NEW YORK/LONDON: Cocoa prices on ICE steadied on Thursday following losses in the previous session, with investor attention turning to low exchange stockpiles that were partially caused by a dispute between industry and top producers Ivory Coast and Ghana.
Coffee and sugar closed up as the Brazilian currency reached the strongest level against the dollar since July, a movement that tends to reduce hedging from the world’s largest producer of both commodities.
* March New York cocoa closed up $13 to $2,651 a tonne, having hit its lowest in nearly two weeks in the previous session.
* Dealers noted it makes no economic sense to bring in fresh beans to grade on the exchange at the moment, meaning the market could be skewed to the upside as falling stocks would be a buy signal to the funds.
* Cocoa farmers in Ivory Coast said on Thursday they would withdraw from chocolate industry sustainability programs if companies try to avoid paying a premium aimed at combating farmer poverty. Ivory Coast and Ghana have banned all such programs that Hershey runs in their countries.
* March London cocoa settled down 9 pounds, or 0.5%, at 1,780 pounds per tonne.
* March raw sugar rose 0.11 cent to 14.71 cents per pound, having hit a three-week low in the prior session.
* The dollar index hit its lowest in more than two years, making dollar-priced commodities like sugar and coffee cheaper for non-U.S. investors.
* Dealers said sugar is consolidating within range, though recent upside momentum has been lost.
* Egypt has extended an import ban on white and raw sugar for three months.
* March white sugar rose $2.5 to $403.60 a tonne.
* March arabica coffee settled up 0.95 cent, or 0.8%, at $1.2005 per lb.
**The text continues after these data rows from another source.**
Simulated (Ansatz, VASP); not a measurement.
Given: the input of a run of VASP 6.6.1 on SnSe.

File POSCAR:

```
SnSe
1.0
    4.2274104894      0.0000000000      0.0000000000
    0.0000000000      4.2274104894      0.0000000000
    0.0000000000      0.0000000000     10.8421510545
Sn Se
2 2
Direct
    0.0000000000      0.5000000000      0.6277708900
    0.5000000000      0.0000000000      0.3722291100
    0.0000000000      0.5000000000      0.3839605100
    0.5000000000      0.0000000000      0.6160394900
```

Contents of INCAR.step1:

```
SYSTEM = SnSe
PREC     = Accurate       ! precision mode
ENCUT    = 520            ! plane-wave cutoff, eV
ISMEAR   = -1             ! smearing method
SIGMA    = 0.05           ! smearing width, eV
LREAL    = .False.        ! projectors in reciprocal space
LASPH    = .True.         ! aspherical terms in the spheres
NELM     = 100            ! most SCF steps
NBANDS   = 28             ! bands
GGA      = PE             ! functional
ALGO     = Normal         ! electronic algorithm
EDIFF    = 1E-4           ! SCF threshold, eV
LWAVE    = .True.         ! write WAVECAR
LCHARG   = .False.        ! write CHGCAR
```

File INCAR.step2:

* Massimiliano Pogliani, chief executive at Italian coffee processor illycaffe, does not see supply tightness next year as a result of a possible reduction in Brazilian production. He said, however, that the company is well supplied after a bumper crop in Brazil this year, as the country provides around half of the company’s coffee.
* March robusta coffee settled up $7, or 0.5%, at $1,371 a tonne.
* Domestic coffee prices in Vietnam, the world’s top robusta producer, narrowed this week on rising supplies as the 2020-2021 harvest picked up pace.